BEEKEEPING has been an important part of agriculture in the Midwest since about 1840. Early settlers and farmers kept bees in primitive hives or cut down bee trees to get honey for home use and for sale. In fact a dispute over bees once triggered the brief "Honey War" involving troops from Missouri and Iowa. A Missouri farmer set off the dispute when he cut three bee trees in the border area claimed by Iowa.
Honey bees have been selected and managed by man for many centuries. Nevertheless, they are still wild insects capable of living on their own without any assistance or special equipment. Probably because of this "resistance" to becoming domesticated, honey bees respond to beekeeping management practices in much the same way wherever they are kept. For this reason, the techniques discussed in this book are of use whether you live in the Midwest, in another section of the United States, or even in another country. Management must always be adapted to fit local conditions and to take into account the somewhat variable behavior of different geographical strains, or races, of honey bees. Differences in climate and sources of nectar and pollen, even over short distances, will force you to adjust your beekeeping methods, especially their timing, to the area in which you live. Wherever possible, the timing recommended in this manual relates to natural events such as plant bloom and seasonal temperature changes, which can be used as guidelines in temperate areas. They are not useful, however, in tropical or semitropical climates. Beekeepers beekeeping organizations, and departments of agriculture are good sources of information about local conditions affecting honey bee management.
Beekeeping is continually changing, reflecting changes in cropping practices and agricultural land use. Commercial honey production now requires more extensive operations than in earlier days because nectar sources are more widely scattered. Fruit and vegetable growers, pressed by increasing production costs, are becoming more aware that the quality and quantity of insect-pollinated crops can be improved by renting bees for pollination. Providing bees for pollination is hard work, but it reduces the commercial beekeeper's dependence upon honey as the main source of income. After a period of decline, interest in keeping bees in urban areas has been renewed. Bees kept in cities improve yields in home gardens and orchards. Such colonies are often good honey producers because of the diversity of flowering plants available to them.

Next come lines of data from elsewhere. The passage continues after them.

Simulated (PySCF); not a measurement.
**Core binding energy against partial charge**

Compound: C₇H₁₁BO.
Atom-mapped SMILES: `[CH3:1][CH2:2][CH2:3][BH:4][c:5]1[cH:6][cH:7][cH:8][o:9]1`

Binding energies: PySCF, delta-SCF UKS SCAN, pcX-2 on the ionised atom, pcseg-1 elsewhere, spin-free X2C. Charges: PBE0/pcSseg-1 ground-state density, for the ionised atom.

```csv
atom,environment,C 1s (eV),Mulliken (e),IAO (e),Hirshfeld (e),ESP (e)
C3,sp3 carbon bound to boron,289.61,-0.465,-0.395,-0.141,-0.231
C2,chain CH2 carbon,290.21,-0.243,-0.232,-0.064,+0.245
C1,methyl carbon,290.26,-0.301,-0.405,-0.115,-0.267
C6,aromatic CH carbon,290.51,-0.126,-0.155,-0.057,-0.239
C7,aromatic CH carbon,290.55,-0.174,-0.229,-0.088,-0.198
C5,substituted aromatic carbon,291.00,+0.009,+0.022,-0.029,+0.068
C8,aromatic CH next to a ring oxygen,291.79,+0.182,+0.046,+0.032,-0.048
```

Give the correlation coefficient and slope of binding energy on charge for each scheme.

Learning to handle and manage bees is fun. It can also be confusing because advice given by any two authorities on bees is rarely the same. Fortunately, bees will usually prosper if you make sure they always have enough hive space and enough food. By joining state and local beekeeping organizations, you can share your experiences with others and increase your pleasure from keeping bees. For young people who are interested in starting to keep bees, there are beekeeping projects in 4-H and Future Farmers of America clubs.